|Title||NIKE NEXT%: SPEED IS YOUR CURRENCY|
|Product / Service||NIKE|
|Category||B08. Use of Mobile & Devices|
|Entrant||MINDSHARE CHINA Shanghai, CHINA|
|Idea Creation||MINDSHARE CHINA Shanghai, CHINA|
|Media Placement||MINDSHARE CHINA Shanghai, CHINA|
|Production||AKQA Shanghai, CHINA|
|Lauren Cadman||Mindshare||Business Director|
|Matthew Nolan||Mindshare||General Manager|
|Nicholas Short||Mindshare||Marketing Lead|
|Benjamin Condit||Mindshare||Chief Strategy Officer|
The Next % campaign tapped into the one device that 98% of runners rely on for their run: Mobile. Their mobile dependance in-turn provided Nike with invaluable data to differentiate the fastest Front Runners from Everyday Runners, allowing Nike to cater their product and consumer journey offering accordingly to ensure that only the Fastest runners could get their hands on the fastest shoes, creating a halo effect around the Next%.

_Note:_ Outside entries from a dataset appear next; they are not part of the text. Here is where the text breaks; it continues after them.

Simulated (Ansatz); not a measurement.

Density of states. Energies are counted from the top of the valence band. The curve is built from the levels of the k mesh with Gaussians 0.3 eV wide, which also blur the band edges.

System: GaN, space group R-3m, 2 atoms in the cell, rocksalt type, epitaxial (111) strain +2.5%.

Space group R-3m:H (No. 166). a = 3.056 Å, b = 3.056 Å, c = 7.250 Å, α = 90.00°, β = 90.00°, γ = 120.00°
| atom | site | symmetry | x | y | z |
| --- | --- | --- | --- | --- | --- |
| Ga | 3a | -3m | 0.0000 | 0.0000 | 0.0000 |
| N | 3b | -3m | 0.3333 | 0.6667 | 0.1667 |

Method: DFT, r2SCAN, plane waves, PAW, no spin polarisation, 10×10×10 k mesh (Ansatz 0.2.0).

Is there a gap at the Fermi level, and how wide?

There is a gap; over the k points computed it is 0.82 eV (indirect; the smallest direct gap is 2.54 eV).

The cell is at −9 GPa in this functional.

Launching the Next%, Nike’s fastest running shoe yet, Nike had only a limited amount of stock. As a result, the launch was not about generating mass sales, but instead about creating mass belief in Nike’s product superiority. Typically, brands will achieve this through “limited edition” releases snapped up by the fastest online clickers, only to be resold at higher prices to the frustration of individuals. Because these types launches are losing their novelty, we needed a new way to create hype by ensuring only the worthiest buyers would have access to the shoe. Nike needed to harness data to identify and engage the nation’s fastest runners for whom this shoe was specifically designed to ensure it could direct runners with different paces on the right purchase journey. Amongst this audience of runners, Nike wanted to increase brand favorability, create hype for the launch of the Next% and drive purchase desire.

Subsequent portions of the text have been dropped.